The first one is easy to show that it is not true. We just take the example of a player getting an offensive rebound and making a field goal off a putback. In that case the formula for offensive efficiency (hereafter Off eff) by Dave Berri becomes:
PE = FGA+0.45*FTA+TO-ORB
Off eff = PTS/PE
Off eff = 2/1+0.45*0+0-1
Off eff = 2/0
That is not defined. We just created an example in which Berri's formula is not defined for individual players. Therefore the formula is invalid.
That is an important issue here, because the value of players is supposed to be determined by that, while it is essentially possible to score points without using a possession according to Berri's formula. This is also the main reason Drummond got such high value despite being not that efficient. Going by Berri's formula Drummond had a 158 ORtg last season, and 182 ORtg this season. That is obviously absurd. In comparison, the more efficient scorer and less turnover-prone Nowitzki comes up with a 114 ORtg, a way worse offensive player according to this. Using Oliver's formulas for individual possession gives us 119 ORtg for Drummond and 120 ORtg for Nowitzki. Makes much more sense, especially when we consider that in Oliver's approach the fact that Nowitzki has a higher usage is a positive for him, while in Berri's approach usage is obsolete. The reason: one offensive rebound decreased the amount of used possession by one. That would only be a useful approach, if an offensive rebound can be looked at as an isolated event, meaning the offensive rebounds just falls from the sky without any teammate having to do anything with it. That is obviously not true, because for an offensive rebound to be possible, someone has to take and miss a shot. In Berri's formula taking a shot is as bad as turning the ball over, which is again bs, because the chance of scoring in a possession after a turnover is 0, while in average a team still scores about 0.4 points per miss. Avoiding a turnover as an additional result of a FGA doesn't exist in Berri's approach, even though it can be shown that higher usage players are exactly doing that: decreasing the turnover rate for the overall team. Well, Berri also dismissed the usage vs. efficiency analysis by Eli Witus (which the statement is essentially based on), the current vice president of basketball operations and former head of stats for the Houston Rockets. (And that is not the only guy currently working for an NBA team Berri just dismissed; we can essentially count Barzilai, Nichols, Hollinger, Rosenbaum and a couple of more, where Witus, Barzilai, Rosenbaum and Nichols are "+/- guys").
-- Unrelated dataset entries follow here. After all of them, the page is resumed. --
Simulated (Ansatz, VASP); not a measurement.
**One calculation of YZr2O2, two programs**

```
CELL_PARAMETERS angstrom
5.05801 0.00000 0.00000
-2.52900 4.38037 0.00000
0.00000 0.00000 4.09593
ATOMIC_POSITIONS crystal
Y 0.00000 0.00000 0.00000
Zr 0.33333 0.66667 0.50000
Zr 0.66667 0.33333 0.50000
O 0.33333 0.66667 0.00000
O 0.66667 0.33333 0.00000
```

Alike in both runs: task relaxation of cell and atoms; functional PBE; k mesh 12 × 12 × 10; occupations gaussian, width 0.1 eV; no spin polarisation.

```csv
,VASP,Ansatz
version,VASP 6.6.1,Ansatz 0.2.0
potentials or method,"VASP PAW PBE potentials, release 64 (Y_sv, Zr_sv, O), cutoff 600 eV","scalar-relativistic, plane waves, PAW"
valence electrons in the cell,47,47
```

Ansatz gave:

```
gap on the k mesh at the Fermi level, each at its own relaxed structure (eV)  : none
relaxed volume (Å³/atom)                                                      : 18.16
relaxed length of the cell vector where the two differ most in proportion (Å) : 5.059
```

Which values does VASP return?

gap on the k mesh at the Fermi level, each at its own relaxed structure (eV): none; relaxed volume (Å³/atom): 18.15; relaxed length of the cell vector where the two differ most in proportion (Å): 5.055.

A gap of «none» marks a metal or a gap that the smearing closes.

The second one is actually disproven by Berri himself, he just doesn't realize it. Using the marginal values he calculated via regression alone gives much more value to bigs than to smalls. Which either means: those big players are per se much more valuable than smalls, or the values can't be derived via regression. Berri now says that a team needs to have those small players, which would mean in turn the only scientific reasonable conclusion: the values are bogus and linear regression can't be used to derive the marginal value of those boxscore entries. Well, Berri doesn't care about scientific methods at all, and just decided to make a positional adjustment, in that way Berri actually believes that scoring points has a different value for a team, depending on the position of the player. Forget that it is not that easy to define the position for each player, given the fact that there is overlapping and players may play different position on offense and defense, but you need to understand that according to WP making a 3 pointer is actually more valuable from a SF than from a PF, while basically all impact studies show that a stretch 4 has more impact by drawing out the interior defense than a SF, who is supposed to be on the perimeter anyway.
Overall it is also funny to note that Berri's approach leads to the fact that scoring has no value in average for a NBA player.
That Berri's justification for his method is insufficient was shown here on RealGM before. I simply used a model based on scoring per 100 possession and a defensive adjustment and showed that it has a higher correlation to wins than WP and is more stable from season to season. The underlying theory of scoring plus defense = wins is sound as well. So, it completely fulfills Berri's supposed needed requirement for a "scientific metric". It is obviously bogus to reduced the player's individual contribution to scoring alone while establishing a good correlation to winning via a defensive adjustment based on the team defensive result, but that is as much valid as eliminating scoring as value while doing a defensive adjustment to get a high correlation to winning.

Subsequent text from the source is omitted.